Pig is an Apache open source project. This means users are free to download it as source or binary, use it for themselves, contribute to it, and under the terms of the Apache License, use it in their products and change it as they see fit.
Pig on Hadoop
Pig runs on Hadoop. It makes use of both the Hadoop Distributed File System, HDFS, and Hadoop's processing system MapReduce.
HDFS is a distributed file system that stores files across all of the nodes in a Hadoop cluster. It handles breaking the files into large blocks and distributing them across different machines, including making multiple copies of each block so that if any one machine fails no data is lost. It presents a POSIX like interface to users. By default, Pig reads input files from HDFS, uses HDFS to store intermediate data between MapReduce jobs, and writes its output to HDFS. As you will see later, it can also read input from and write output to sources other than HDFS, Chapter 11, Writing Load and Store Functions.
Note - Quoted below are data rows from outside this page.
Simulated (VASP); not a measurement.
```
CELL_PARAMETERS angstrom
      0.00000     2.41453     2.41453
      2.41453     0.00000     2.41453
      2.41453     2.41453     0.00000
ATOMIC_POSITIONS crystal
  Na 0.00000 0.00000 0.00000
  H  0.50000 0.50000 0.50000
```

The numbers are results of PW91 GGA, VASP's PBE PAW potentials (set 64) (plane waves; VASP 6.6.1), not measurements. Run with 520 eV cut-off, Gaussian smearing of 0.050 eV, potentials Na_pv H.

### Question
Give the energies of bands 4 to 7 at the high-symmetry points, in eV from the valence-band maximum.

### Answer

MapReduce is a simple but powerful parallel data processing paradigm. Every job in MapReduce consists of three main phases: map, shuffle, and reduce. In the map phase, the application has the opportunity to operate on each record in the input separately. Many maps are started at once, so that while the input may be gigabytes or terabytes in size, given enough machines the map phase can usually be completed in under one minute.
Part of the specification of a MapReduce job is the key on which data will be collected. For example, if you were processing web server logs for a website that required users to log in you might choose the userid to be your key so that you could see everything done by each user on your website. In the shuffle phase, which happens after the map phase, data is collected together by the key the user has chosen and distributed to different machines for the reduce phase. Every record for a given key will go to the same reducer.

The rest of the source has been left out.